Test Report: Parasound Zphono-USB Phono Preamp
There’s some debate among vinylphiles about whether USB phono preamps need to exist, but I for one am glad they do. When I bring home my latest haul of vinyl from Amoeba Records, I love being able to plug a laptop straight into my NAD PP 3 to make quick MP3s of albums I like so I can listen to them on my smartphone. (Sacrilege!) It’s easier than making an analog connection, and it bypasses the lousy analog-to-digital converter built into my laptop.
With the Zphono-USB, Parasound brings new versatility and features to the USB phono pre concept.
A USB gain control with clipping indicator makes level setting easier. A bypass switch for its RIAA record equalization circuitry lets you do the RIAA EQ with your recording software if you prefer. Selectable loading (100 ohms or 47 kilohms) lets you get the best sound from your moving-coil cartridge. A rumble filter button removes low-frequency vibrations. There’s even a 3.5mm headphone jack on the front for convenient monitoring while you’re making dubs, although there’s no level control for the headphone output.
The back panel includes a phono input, two line inputs, a USB out, and a line out. Unlike many relatively low-priced phono pres, the Zphono-USB has its power supply built in — it doesn’t use a wall wart. I don’t need the line inputs, but they’ll come in handy if you want to, say, convert some of your old reel-to-reel or cassette tapes into MP3s.
There’s no question that the Zphono-USB is one of the most feature-packed phono pres ever made. The question is, do all those features really add anything?
The Knob is King
I tried the Zphono-USB with my own Pro-Ject RM-1.3 turntable, using two different cartridges: a Denon DL-103 moving-coil cartridge and a Sumiko Pearl moving-magnet cartridge. I also tried it with the Rega RP6, using a Rega Exact MM cartridge. I used two systems: a Krell S-300i integrated amp with Krell Resolution One speakers, and a HiFiMan EF-6 headphone amp with HiFiMan HE-6 headphones.
Hands-down, the best part about the Zphono-USB is that USB gain control. I loved being able to put my Sony Sound Forge software into record mode, then watching the onscreen meters while I turned up the USB gain for just the right recording level. You can do this through your computer’s own audio control panel or recording software, but it’s so much easier just to twist a knob.

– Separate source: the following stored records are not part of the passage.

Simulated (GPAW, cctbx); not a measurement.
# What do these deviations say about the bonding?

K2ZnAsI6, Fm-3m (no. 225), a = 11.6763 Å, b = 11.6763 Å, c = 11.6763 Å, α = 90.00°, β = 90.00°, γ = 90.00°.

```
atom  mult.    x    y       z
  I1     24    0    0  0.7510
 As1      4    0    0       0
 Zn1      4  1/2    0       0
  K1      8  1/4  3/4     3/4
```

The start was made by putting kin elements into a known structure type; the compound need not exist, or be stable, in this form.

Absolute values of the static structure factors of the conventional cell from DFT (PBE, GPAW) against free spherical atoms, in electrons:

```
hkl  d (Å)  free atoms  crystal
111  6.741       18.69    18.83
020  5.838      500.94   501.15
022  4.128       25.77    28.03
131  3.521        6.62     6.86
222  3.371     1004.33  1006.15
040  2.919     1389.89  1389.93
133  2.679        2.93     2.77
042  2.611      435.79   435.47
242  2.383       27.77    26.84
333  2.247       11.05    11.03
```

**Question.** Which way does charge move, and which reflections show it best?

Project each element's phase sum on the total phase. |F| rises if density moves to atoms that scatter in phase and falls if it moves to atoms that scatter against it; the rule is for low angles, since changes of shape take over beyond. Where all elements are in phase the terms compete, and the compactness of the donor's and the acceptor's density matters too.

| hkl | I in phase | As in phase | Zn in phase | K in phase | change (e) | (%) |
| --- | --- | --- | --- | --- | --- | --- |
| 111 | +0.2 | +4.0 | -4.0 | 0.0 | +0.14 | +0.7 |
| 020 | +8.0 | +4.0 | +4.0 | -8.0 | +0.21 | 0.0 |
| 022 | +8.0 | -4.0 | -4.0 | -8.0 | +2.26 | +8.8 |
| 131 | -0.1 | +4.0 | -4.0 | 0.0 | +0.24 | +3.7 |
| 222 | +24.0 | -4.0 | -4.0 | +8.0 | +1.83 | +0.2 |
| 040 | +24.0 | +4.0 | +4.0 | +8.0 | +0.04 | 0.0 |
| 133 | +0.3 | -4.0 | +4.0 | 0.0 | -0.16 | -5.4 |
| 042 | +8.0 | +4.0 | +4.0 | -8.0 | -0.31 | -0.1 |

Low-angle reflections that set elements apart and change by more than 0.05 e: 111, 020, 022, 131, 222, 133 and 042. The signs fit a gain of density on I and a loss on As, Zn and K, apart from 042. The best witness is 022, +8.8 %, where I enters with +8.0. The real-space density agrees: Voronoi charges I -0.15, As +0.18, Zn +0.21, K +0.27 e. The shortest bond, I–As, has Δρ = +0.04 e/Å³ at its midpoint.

I have to confess I really didn’t much need all those extra features, although I’m sure they could come in handy if I had, say, a more esoteric MC cartridge that required a high load impedance, or if I had mono records. And if I still lived up on 108th Street and Central Park West in Manhattan, four stories above the 8th Avenue subway line, I’m sure the rumble filter would come in handy. Although I haven’t been doing RIAA in the digital domain, in the computer software, it’s great to know I can turn off the Zphono-USB’s RIAA EQ if I ever want to upgrade my computer recording rig.